[MOORE, Henry]; READ, Herbert. Henry Moore: Sculptor. An Appreciation by Herbert Read. With thirty-six plates. London: Lund Humphries/ A. Zwemmer, 1934.

FIRST EDITION, SIGNED BY THE ARTIST: ‘Henry Moore/ Dec. 1942’. 4to, pp. [16] including b/w frontis of Moore with Mother and Child, 1932 green Hornton stone + 6 plates reproducing drawings 1928-1932 and 30 showing carved sculptures 1924-1933. Original boards. Bump to heel of spine, band of archival paper to length of spine. Else, clean and bright. In very good original illustrated dust jacket – spine creased, lower panel lightly shelf soiled, small closed-tear to front panel, wear to edges and extremities, chips to spine ends, plus small pieces of archival paper.

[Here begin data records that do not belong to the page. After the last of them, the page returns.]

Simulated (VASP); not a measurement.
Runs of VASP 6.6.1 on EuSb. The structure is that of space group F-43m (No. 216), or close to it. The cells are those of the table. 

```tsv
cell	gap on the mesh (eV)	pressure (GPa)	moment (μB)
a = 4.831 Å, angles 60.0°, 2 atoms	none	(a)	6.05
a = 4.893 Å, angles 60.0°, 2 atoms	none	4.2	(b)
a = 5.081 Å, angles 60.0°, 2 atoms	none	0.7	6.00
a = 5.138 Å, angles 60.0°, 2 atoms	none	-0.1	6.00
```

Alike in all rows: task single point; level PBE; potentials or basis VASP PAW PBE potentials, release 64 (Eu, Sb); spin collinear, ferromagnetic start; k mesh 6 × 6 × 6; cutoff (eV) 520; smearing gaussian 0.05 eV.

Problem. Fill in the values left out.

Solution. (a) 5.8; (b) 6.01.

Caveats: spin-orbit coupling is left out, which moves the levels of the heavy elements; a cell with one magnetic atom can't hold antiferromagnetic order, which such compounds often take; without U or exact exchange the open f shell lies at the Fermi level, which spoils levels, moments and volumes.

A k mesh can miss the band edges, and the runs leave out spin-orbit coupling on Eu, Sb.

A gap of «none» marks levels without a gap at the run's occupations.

Not only does this Lund Humphries-designed publication mark Herbert Read’s first extended essay (at ten pages) on the sculptor, but, importantly, it is the first monograph on Moore and provided ‘the fundamental ingredients of the Moore ‘legend,’ a parry by Read which would secure once and for all Moore’s unrivalled leadership of British Modernism (Friedman, 1993 p.107-8). Indeed, the influential art and literary critic, poet and anarchist ended his essay by asserting that: ‘There has been no compromise in the life of Henry Moore, and now, in the fulness of his powers, he offers us the perfected product of his genius ([p.16]). Itself adapted from his 1931 The Listener review of Moore’s Leicester Galleries exhibition, Read’s ‘Appreciation’ offers a fuller analytical assessment that he would subsequently revise and build on ten years later in a survey of Moore’s work, and which was then reprinted in Read’s The Philosophy of Modern Art (1954) (see Davis, 1992; Cranfield, 2015). This is a key early work on Moore by his most important critic. A very good copy of the striking first modernist monograph on Moore signed by the artist.